Algorithm RFC: fast (pseudo-)random shuffle with no repetitionby Anonymous Monk
|on Sep 22, 2023 at 21:20 UTC||Need Help??|
Anonymous Monk has asked for the wisdom of the Perl Monks concerning the following question:
The was the SO question recently, and as it sometimes happens, when I think "oh, this can be fun to play with, for better algorithm", it brewed for itself somewhere in subconscious, until the eureka moment a couple days ago (I'm in no hurry :-)): "Of course! Be greedy, demand twice as needed!"
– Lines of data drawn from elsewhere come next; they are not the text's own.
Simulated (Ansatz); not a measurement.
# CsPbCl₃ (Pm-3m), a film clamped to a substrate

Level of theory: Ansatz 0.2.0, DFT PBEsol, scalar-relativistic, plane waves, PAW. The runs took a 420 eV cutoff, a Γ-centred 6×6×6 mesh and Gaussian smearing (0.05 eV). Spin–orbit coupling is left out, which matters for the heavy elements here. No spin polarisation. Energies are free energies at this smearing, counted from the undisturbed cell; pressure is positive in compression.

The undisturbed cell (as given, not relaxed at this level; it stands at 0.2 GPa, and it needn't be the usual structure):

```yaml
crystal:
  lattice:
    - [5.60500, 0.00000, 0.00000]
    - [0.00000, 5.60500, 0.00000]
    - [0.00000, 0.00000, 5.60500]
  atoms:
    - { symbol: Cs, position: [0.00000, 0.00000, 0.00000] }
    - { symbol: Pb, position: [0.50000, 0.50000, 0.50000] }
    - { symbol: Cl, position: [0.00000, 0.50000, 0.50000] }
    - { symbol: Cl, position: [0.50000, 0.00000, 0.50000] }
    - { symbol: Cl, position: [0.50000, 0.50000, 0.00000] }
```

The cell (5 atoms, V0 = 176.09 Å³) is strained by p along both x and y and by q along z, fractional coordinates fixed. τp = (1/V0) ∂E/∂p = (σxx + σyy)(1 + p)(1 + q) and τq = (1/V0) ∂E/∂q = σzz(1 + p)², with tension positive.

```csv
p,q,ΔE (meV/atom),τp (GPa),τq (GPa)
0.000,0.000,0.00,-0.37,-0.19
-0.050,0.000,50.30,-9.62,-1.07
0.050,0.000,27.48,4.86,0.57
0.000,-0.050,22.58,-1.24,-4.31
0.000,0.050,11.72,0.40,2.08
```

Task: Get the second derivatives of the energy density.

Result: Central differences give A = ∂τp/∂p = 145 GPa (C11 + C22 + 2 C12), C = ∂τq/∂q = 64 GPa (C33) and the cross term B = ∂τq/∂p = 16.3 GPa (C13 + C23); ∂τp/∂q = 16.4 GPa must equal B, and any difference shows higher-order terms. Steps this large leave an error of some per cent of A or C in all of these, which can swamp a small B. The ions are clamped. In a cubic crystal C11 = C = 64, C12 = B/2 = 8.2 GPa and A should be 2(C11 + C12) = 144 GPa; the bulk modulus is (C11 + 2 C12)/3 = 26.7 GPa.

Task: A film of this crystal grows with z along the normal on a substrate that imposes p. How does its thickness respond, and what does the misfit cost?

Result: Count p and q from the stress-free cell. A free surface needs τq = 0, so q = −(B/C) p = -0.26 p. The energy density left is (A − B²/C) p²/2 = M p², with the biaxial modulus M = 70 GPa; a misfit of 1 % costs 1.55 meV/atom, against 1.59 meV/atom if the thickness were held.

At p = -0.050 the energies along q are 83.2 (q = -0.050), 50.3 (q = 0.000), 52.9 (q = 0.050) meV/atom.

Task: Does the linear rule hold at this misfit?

There was advice to use brute force, at least as accepted answer in linked question (from 2021) there. Not sure if I got it right, I don't read Ruby, and didn't try other answers. Both brute subroutines below aren't actually used: they are totally unusable for lists with ~15 unique strings or more, plus any decent amount of duplicates. I wrote 2nd one because I couldn't believe it at first (accepted solution??). They are left just in case anyone wants to try (or point at my mistakes in implementation?), and can be ignored.
Back to answers at SO, there are 2 Perl solutions. One (a) doesn't compile; (b) if fixed, emits a warning for un-initialized value; (c) if fixed (or ignored), it seems to work OK. But for (corner-case, of course) input of (b,a,a), it gives answer (b,a). I didn't look further.
Another solution (by esteemed monk) fails randomly for e.g. corner-case (a,a,a,b,b) -- the only answer can be (a,b,a,b,a), of course. Why does it fail? Output list is initialized to e.g. (a,b). If 1st key to iterate is "a", then one of 2 remaining "a"'s is added to give (a,b,a) with no place for 2nd remaining "a". So, easy fix would be kind of "breadth-first" hash consumption. I'm sorry if code I had to add looks ugly to the author.
This fixed version will serve as reference to compare my solution to, it generates truly random lists.
With algorithm I suggest -- ask for twice as many random indexes from remaining pool, then simply reject (comb out) half of them. It guarantees there will be no consecutive dupes (and of course doesn't mean "only odd or even indexes for this value").
One obvious compromise on randomness will be "dupes are never placed at both head and tail" -- except corner-cases such as 'aba' or 'abaca', of course. There are actually 3 cases, depending on size of remaining pool. Cases "2" and "3" restrict randomness further. E.g., for 'aaaabbbcc', the 'c' is never placed at indexes 0 or 1 -- unlike the "reference SO implementation with true randomness".
However, lines with "die" in them can be un-commented (and they were un-commented during benchmarking) if input is not an artificial corner-case -- this code is never reached with realistic data. I mean, other than corner-cases and head/tail restriction, my algorithm seems to produce random enough result.
(In fact, one of "requests" of "RFC" is how to estimate randomness (entropy) for multiple runs of subroutine. Didn't look into that yet.)
Further "requests" are: can it be improved? Both List::MoreUtils::samples and e.g. (unused) Math::Prime::Util::randperm return their result shuffled, which I don't need and have to sort back to order! And more, e.g. samples takes random samples and therefore should know which items were unselected, but I have no better way to find out "which" except with more work using singleton. It feels like huge amount of unnecessary work I do (though it's still much faster than "SO reference solution"). Or maybe, perhaps, someone would suggest even faster solution?
(+ I understand there's sloppiness on my side in e.g. $uniq variable name doesn't actually mean number of unique items which fake_data returns. I hope this (and similar) can be forgiven.)